- The Washington Times - Wednesday, December 5, 2001

ASSOCIATED PRESS
A D.C. day laborer pleaded guilty yesterday to unwittingly helping two of the September 11 hijackers illegally obtain Virginia identification cards.
Herbert Villalobos, 35, admitted that two of the hijackers, Abdulaziz Alomari and Ahmed Alghamdi, paid him $50 to drive them to a Northern Virginia law office, where they fraudulently completed forms used to obtain ID cards from the Virginia Department of Motor Vehicles.
At one point, the government accused Villalobos, using the name Oscar Diaz, of falsely certifying on one of those forms that Alomari was a Virginia resident. That charge has been dropped.
Villalobos' attorney, Patrick Anderson, emphasized that his client did not know the hijackers.
"He is such a small cog in this whole thing," Mr. Anderson said after yesterday's plea hearing. "He was approached by two men who gave him the opportunity to make $50. That's it. All he did was lead them to the lawyer's office."
Technically, Villalobos could face up to 15 years in prison when he is sentenced Feb. 1. But Mr. Anderson said the sentencing guidelines call for a lighter sentence, and it is possible Villalobos could be released after sentencing. He has been in jail since his arrest in late September.
Villalobos agreed to testify in any related cases. He is one of four persons charged with helping some of the hijackers fraudulently obtain ID cards. All but one, Luis A. Martinez-Flores, already have struck plea bargains and are awaiting sentencing.
Virginia has since changed its procedures and no longer allows applicants to submit the forms used by Alomari and the other hijackers to obtain ID cards or drivers' licenses.
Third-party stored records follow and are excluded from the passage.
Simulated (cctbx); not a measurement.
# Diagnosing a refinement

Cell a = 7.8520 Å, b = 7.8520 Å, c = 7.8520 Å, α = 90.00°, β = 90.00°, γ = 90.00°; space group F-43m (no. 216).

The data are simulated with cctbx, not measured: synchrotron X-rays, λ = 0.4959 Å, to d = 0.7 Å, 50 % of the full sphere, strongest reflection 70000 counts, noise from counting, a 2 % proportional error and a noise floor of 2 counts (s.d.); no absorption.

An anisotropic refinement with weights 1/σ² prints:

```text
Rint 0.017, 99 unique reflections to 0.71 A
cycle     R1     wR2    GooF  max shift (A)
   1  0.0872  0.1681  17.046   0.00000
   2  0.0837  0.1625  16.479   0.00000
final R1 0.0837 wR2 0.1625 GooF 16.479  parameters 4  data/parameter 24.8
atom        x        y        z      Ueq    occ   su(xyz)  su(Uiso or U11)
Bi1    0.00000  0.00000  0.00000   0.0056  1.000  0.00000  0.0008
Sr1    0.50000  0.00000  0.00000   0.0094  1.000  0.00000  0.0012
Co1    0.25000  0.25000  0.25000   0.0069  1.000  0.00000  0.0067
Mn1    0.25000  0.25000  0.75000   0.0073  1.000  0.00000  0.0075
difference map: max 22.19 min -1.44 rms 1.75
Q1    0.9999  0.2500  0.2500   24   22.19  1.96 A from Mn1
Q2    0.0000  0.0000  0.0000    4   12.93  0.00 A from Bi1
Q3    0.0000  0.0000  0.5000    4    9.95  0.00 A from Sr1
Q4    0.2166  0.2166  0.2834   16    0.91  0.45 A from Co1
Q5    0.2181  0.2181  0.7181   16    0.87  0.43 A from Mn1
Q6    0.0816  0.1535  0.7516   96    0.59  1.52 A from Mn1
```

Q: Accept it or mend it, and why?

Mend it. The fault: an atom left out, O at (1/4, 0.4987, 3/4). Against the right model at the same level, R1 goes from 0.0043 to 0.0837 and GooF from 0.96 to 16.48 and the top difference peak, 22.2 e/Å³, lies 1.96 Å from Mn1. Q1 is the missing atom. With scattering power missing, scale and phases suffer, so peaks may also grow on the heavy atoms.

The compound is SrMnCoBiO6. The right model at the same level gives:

Mr. Anderson said he always met with his client in person, fearing the government would eavesdrop on phone and mail correspondence. The Justice Department recently changed its rules and allows investigators to eavesdrop on attorneys' conversations with some terrorist suspects.
Villalobos, a native of El Salvador, is a legal permanent resident and does not face deportation proceedings, Mr. Anderson said.